09 January 2018
The green bond market continues to evolve, attracting new issuers in new parts of the world. A significant milestone was passed in November when the figure for issuance for the year broke through the $100 billion mark. It was the first time this had been achieved.
The previous year saw $92.4 billion of issues, which was also a record.
As this article went to press, in mid-December, the figure for 2017 was $122.7 billion.
In its early years, the market was supported by multilateral development banks, but is now also being driven by municipalities, financial institutions and a growing number of corporates.
One of the big themes of the market's recent evolution is sovereign issuance.
Poland was the first national government to issue a green bond, when it raised €750 million ($800 million) in December 2016.

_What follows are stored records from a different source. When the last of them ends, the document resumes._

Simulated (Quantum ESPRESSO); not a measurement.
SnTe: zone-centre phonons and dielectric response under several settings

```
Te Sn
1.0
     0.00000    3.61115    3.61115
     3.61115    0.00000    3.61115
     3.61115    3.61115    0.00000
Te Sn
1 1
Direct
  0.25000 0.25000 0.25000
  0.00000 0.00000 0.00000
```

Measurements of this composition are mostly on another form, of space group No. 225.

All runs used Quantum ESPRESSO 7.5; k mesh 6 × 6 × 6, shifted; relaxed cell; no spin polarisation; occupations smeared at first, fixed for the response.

It was followed in January by France, with a €7 billion issue – comfortably the biggest green bond ever issued. It has tapped this twice, bringing the total to more than €9 billion, and it could eventually grow to twice this size.
Fiji and Nigeria have also come to the market, with smaller issues. Poland plans another issue in early 2018, while Belgium has announced plans to raise several billion euros through a green bond in 2018.
There are thought to be more than 10 sovereigns planning issues, including Hong Kong and Sweden.
Investors are excited about sovereign green bonds because they bring scale and liquidity.
Sovereign bonds are a staple food for most big investors, so green bonds issued by countries will help propel the green bond market further into the mainstream.
The green bond market could prove particularly powerful if it helps channel additional funding to developing countries to help them meet their climate agreements. The $2 billion emerging markets green bond fund being launched by the IFC and Amundi could be transformative.
There is also progress being made on harmonising impact reporting and developing standards, with the Climate Bonds Standards continuing to develop and gain traction, ISO launching a working group to explore drawing up standards, and the EU expected to announce a green finance taxonomy.
With the Task Force on Climate-related Financial Disclosures (TCFD) urging companies and investors to start thinking about risks and opportunities presented by climate change, I would expect to see growing demand for green bonds from 'pureplay companies', or bonds with recourse to green assets, such as asset-backed securities.
Finally, the market is broadening into sustainability bonds market, helped by ICMA publishing Social Bond Principles and Sustainable Bond Guidelines to accompany its Green Bond Principles. More green bonds are referencing the UN's Sustainable Development Goals (SDGs) in their frameworks, reflecting the growing attention many investors are paying to the SDGs.The World Bank and HSBC have both issued bonds with an SDG label.